It is no surprise to us that the surge of interest in the electronic voting industry has sparked changes and advancements in many different verticals. The seriousness of the industry has caused major players in the Political Science and Education industries to take a major look at what is being considered a broken voting system. Charles Stewart III and Ronald Rivest aim to push the needle forward on voting technologies to make them a viable option in the impending digital democracy. The major pain points of securing the votes and transparency seem to continue to hold much of the focus for industry leaders.
Ensuring that elections are fair and equitable is fundamental to democracy — yet easier said than done, as MIT students discovered this fall in a new class, co-listed as 6.S897 and 17.S952 (Elections and Voting Technology).
Taught jointly by Charles Stewart III, the Kenan Sahin Distinguished Professor of Political Science, and Ronald Rivest, the Vannevar Bush Professor of Electrical Engineering and Computer Science (EECS), the class explored challenges embedded in election systems from both the technical and the political science perspective — providing students with new insights into the complexities of a system many thought they understood.
“I had this idea we could fix voting so easily by using electronic voting machines, but to learn there are huge security concerns was really interesting for me,” said Megan Goldberg, a PhD student in political science whose research focuses on political behavior.
“You come from the technical side and think you can just throw some standard piece of cryptography at the problem, and then you start to understand all the constraints,” said Ben Kraft ’15, a mathematics major. For example, votes need to be kept secret while being tracked in such a way that no one can vote twice; the system must be easy to use; and the technology must be robust enough that it will not fail on election day. “You add all of these things together and [the problem] becomes more interesting,” Kraft said.
Voting Technology Project
The fall class was an outgrowth of Stewart and Rivest’s long collaboration on the Caltech/MIT Voting Technology Project, a research and policymaking initiative that emerged following the 2000 presidential election, which was plagued by charges that ballot and voting machine errors had upset results. The class covered many of the challenges presented by modern election systems — from the fairness of redistricting to the readability of ballots to the security of electronic voting.

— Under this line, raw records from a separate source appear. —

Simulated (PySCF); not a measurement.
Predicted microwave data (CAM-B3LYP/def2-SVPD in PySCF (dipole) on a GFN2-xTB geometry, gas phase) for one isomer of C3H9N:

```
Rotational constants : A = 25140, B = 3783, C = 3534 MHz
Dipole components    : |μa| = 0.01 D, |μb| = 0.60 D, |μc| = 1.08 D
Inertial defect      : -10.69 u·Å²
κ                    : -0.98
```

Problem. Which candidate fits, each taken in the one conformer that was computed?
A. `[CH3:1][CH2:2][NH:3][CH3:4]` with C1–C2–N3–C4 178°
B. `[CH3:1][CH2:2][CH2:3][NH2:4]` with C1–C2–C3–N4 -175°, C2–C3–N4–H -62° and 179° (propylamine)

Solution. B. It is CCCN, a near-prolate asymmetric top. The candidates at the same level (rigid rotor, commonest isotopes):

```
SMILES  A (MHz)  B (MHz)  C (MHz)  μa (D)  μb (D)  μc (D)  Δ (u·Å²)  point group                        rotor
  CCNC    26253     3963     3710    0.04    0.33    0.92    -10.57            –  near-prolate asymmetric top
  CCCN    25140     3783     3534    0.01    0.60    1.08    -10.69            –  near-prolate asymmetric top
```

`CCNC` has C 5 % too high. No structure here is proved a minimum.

Guest lecturers added depth by sharing their expertise on a wide variety of topics. For example, Philip B. Stark, chair of the Department of Statistics at the University of California at Berkeley, discussed machine auditing of vote tallies; Dan Wallach, professor of computer science at Rice University, spoke about the design of a new voting system, StarVote, to be used in Travis County, Texas; ballot designer Dana Chisnell explored issues related to usability; and David Jefferson, security researcher at Lawrence Livermore National Laboratory, discussed the risks of voting over the Internet.